Thursday, February 26, 2015

Awesome Baba Ganoush



Ingredients
  • 1 medium whole eggplant
  • 1 bulb of garlic
  • 1 lemon, juiced
  • 2 tbsp tahini
  • Sea salt
  • Olive oil
  • Garnish - fresh scallion, parsley, sweet or hot peppers and sumac (if available)
Instructions
  1. Preheat oven to 350F and position the rack to the middle rung
  2. Pierce eggplant with fork
  3. Drizzle olive oil and sea salt over eggplant and bulb of garlic
  4. Place whole eggplant and garlic in shallow pan and place into oven
  5. Cook 45 minutes (or until it appears to start to collapse a little and renders some juice)
  6. Remove pan from oven
  7. Peel and remove stem and all skin from eggplant
  8. Add juice from pan, 1 clove garlic, lemon juice, tahini, a pinch of salt to blender and pulse until smooth
  9. Garnish with chopped scallion and parsley; thinly sliced ribbons of sweet or hot peppers and sumac 
  10. Serve chilled or at room temperature with any entree, sandwich, veggies or chips; (especially good with fresh naan or pita bread)

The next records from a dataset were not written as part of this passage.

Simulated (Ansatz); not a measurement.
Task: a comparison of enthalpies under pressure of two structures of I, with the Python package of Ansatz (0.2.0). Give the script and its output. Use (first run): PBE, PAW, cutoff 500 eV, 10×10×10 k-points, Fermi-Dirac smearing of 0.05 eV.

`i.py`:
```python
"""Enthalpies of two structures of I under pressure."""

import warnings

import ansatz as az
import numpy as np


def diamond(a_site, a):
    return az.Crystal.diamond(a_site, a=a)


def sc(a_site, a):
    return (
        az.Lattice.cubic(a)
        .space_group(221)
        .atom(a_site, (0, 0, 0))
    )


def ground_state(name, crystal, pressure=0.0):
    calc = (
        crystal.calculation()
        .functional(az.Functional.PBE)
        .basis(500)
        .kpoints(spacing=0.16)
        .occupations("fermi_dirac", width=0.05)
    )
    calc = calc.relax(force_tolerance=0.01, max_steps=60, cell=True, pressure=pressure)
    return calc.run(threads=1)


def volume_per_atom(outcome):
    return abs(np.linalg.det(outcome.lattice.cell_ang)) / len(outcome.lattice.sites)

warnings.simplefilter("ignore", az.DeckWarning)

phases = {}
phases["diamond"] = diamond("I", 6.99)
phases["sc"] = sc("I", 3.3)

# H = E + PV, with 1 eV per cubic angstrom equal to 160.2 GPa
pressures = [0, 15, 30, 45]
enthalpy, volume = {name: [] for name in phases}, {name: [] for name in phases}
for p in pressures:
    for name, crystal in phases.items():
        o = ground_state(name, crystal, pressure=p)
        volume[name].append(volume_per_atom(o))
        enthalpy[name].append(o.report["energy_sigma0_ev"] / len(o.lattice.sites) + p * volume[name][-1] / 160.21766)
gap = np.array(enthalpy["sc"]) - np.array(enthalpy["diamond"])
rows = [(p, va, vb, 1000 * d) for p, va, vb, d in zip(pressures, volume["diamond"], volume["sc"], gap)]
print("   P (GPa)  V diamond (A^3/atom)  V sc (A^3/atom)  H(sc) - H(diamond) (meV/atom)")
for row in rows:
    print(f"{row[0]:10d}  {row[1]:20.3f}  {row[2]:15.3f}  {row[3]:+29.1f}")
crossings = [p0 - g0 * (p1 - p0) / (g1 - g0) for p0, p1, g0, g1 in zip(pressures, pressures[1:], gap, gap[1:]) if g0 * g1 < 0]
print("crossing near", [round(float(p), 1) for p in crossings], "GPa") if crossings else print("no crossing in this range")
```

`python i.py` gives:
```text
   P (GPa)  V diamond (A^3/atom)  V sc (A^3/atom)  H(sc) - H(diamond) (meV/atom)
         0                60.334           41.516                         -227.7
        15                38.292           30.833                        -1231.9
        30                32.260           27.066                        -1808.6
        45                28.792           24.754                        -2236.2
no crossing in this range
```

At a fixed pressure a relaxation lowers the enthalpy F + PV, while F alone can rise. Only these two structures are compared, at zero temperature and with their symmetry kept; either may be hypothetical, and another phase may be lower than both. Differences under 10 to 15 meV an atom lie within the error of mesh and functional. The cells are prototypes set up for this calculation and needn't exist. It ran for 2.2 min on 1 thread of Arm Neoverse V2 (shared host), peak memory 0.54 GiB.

      Tuesday, February 24, 2015

      Bean Soup (Navy Bean Flour)



      • 1 cups natural whole navy bean flour
      • 4 cups water
      • 2 medium onions chopped
      • 5 celery stalks chopped
      • 1 green bell peppers chopped
      • 3 carrots chopped
      • 1 teaspoon sage
      • 1 teaspoon turmeric
      • 1 tablespoon paprika
      • Pinch of cumin (optional)
      • 1 tablespoon honey
      • 1/2 teaspoon cayenne pepper
      • 2 oz. tomato paste
      • 1/3 cup herb olive oil

      Add oil to medium sized pan and saute vegetables and spices until wilted on low heat.  Add water and continue to cook with a medium flame.  Add navy bean until thickened and warmed through.  Blend mixture with electric blender until smooth.

      Serve warm with a garnish of raw chopped onion, cilantro, tomato.  Enjoy with whole wheat toast and cheddar cheese cubes.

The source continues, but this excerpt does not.